Saturday was a busy day for me. I was up around 5 a.m. and didn't get to sleep until about 12:30 that night.
First thing was that I had problems in the campground. This happens mostly every weekend. What I thought was going to be an easy day in the park turned into a nightmare and kept me dealing with that issue all day. I did get a nature walk in for some park visitors, until right afterwards when the shit hit the fan. Just to say it is getting harder and harder for the rangers to enforce rules in the campgrounds, especially when we can't carry guns, but the campers can, and campers are now allowed to have alcohol in their campsites. So now when we have to respond to problems, we could be risking our lives if someone wants to get crazy with us.
So afterwards as soon as I got off work, I headed to the Seminole Reservation. Those of you who missed the gathering, missed a good one. I was just there for about three or four hours, but it was well worth it. A lot of people know Ollie because of his great professional photography, and he is one of the featured tribal artists in the museum. I didn't know he was a great storyteller, too. He carries on the tradition just the same way I have heard the elders do storytelling, and I suppose he had good tellers in his family give the skill to him. I could say a lot more, but I have to get to work this morning.

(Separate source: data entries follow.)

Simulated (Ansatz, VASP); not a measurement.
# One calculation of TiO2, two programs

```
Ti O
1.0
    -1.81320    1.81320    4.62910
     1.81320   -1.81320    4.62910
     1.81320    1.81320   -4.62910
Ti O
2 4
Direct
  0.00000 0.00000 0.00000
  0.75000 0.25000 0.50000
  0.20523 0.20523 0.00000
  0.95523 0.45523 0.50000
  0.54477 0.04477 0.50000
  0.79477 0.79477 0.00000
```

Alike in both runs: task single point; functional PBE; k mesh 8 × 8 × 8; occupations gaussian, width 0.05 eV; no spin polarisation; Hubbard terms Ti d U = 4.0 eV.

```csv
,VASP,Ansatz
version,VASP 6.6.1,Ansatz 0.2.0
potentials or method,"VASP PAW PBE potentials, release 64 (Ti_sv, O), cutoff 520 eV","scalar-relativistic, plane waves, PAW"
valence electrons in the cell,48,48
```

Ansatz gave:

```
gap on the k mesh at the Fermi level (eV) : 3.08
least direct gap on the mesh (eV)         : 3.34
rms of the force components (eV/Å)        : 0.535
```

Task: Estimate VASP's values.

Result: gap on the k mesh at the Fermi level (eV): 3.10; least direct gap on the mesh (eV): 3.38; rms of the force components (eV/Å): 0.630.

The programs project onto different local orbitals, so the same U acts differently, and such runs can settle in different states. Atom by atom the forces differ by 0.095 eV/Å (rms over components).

I am told that when you sit down to tell a story, four stories have to be told. Well, Ollie told three of them around the fire, and the the fourth story he told when we went out for the night-time swamp buggy ride. Since I was driving the buggy, I had to pay attention to the trail, eat the dust from the other buggies, and not pay attention to everything that was said. Ollie's fourth story was about me, and when I got sick on a previous ride. It was the funniest story and all at my expense. I am now part of Seminole folklore.